Star count is not enough to tell if the project is live or dead
arkanoid87 opened this issue · 9 comments
Nim packages directory lists items by name, star count and author. While star count gives an hint to the reader, it generally doesn't say if the project is live and kicking. Wouldn't it be better to list some other indices?
I'm not sure which number is best to represent project health, but I think it should be linked with the concept of time somehow.
We could just follow what github uses: the "insights" tab has many tools but the first one that github shows is an overview of the merged / unmerged pull requests and opened / closed issues in a time frame (eg 1 month), what about this? Or maybe the number of contributors?
The intention is not to rule out inactive projects, but just give a better view projects aimed to solve same problem.
Sometimes you want slow and solid, sometimes you need new with lot of momentum, sometimes you have to adventure with a a one-man project, but in all cases a general view is needed.
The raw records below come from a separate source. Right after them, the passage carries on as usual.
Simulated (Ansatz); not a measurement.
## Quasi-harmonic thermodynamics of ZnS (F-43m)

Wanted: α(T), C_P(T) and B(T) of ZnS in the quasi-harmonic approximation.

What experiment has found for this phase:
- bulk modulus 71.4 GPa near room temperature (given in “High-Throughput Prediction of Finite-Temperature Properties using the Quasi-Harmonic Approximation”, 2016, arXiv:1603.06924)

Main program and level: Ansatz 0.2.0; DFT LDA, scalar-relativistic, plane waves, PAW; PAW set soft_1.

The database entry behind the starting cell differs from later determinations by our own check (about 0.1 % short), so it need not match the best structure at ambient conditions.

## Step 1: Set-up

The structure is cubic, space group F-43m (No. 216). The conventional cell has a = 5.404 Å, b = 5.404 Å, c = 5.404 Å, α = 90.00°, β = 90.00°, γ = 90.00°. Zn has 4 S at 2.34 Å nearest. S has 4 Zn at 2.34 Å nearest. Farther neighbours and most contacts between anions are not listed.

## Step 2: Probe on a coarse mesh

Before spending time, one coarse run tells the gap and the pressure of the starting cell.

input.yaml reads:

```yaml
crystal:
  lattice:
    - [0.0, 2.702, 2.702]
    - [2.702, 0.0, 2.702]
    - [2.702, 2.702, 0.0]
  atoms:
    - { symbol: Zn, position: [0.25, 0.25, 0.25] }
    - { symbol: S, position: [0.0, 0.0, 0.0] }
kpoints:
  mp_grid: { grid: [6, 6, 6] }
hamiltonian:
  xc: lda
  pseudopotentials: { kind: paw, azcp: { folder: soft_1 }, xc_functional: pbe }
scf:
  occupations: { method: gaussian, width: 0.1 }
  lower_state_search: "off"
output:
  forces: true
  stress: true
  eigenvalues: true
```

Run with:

Software quality is a difficult metric to implement and an amount of PhD dissertations and other papers focused in it.
- Github "stars": is been shown to be a very unreliable measure of popularity and even worse measure of quality.
- Commit/PR/release activity: correlate poorly with maturity and quality. A project can receive infrequent updates because it's completed and mature, or abandoned but still perfectly usable, or abandoned and unusable.
- Subjective maturity rating from the author is often more reliable but unfortunately it's not required by Nimble.
- The package directory performs installation and documentation generation on each package as a simple proof of compatibility with a relatively recent Nim version.
- Linux distributions like Debian do thorough legal/security/quality review and vetting but the Nim ecosystem is not packaging-friendly.
I've been suggesting implementing more lightweight vetting in Nim/Nimble but nobody seems interested in doing it.
Perhaps showing multiple metrics (age, activity, SLOC count, PR counts) to the user is better than nothing. Of course multiple metrics are not comparable/sortable.
Any further thought?
I do agree that the subject is deeper than the rabbit hole, but I think here it would be sufficient to just add something more than just start count, without requiring changes on nim side and get the best from github.
But are all projects on github? I don't think so, but actually I have no idea.
But are all projects on github?
No, and different forges have different APIs; also Nimble supports both git and mercurial.
I don't have the numbers to tell how many projects would fall outside github insight tools, but if that is less than 50% I think is it worth it anyway
99% of Nimble packages are on gh... On the bright side, this makes the integration easier.
How difficult is to grab insight data? How ofter is the nim package directory updated?
Without an heuristic on how to measure maturity getting metadata from github is not useful.
Nothing's perfect, but I think star count + last updated commit would be a useful heuristic.
I think latest release version number, and its release date, is most practically useful. Upstream should be responsible for using version to communicate usability in production, and might be incentivized if projects like nimble use it as a data point. This gives a reasonable amount of data to make a decision on whether to investigate further or not, without having to go look at multiple dead repos before finding anything useful.
I personally don't care too much about stars, and commits can be super minor, and don't necessarily show enough commitment (no pun intended) to be useful, imo. If an upstream won't commit to releases, that in itself is an indicator to me. That being said: last commit is more useful when they aren't making releases, so maybe that could be used when releases don't exist.
0.2.0 or 0.0.2 from 4 years ago? dead, pre-production project.
1.4.4 from one year ago? possibly stable and maintained.
1.4.4 from 4 years ago? possibly stable, and usable in certain environments, but unmaintained.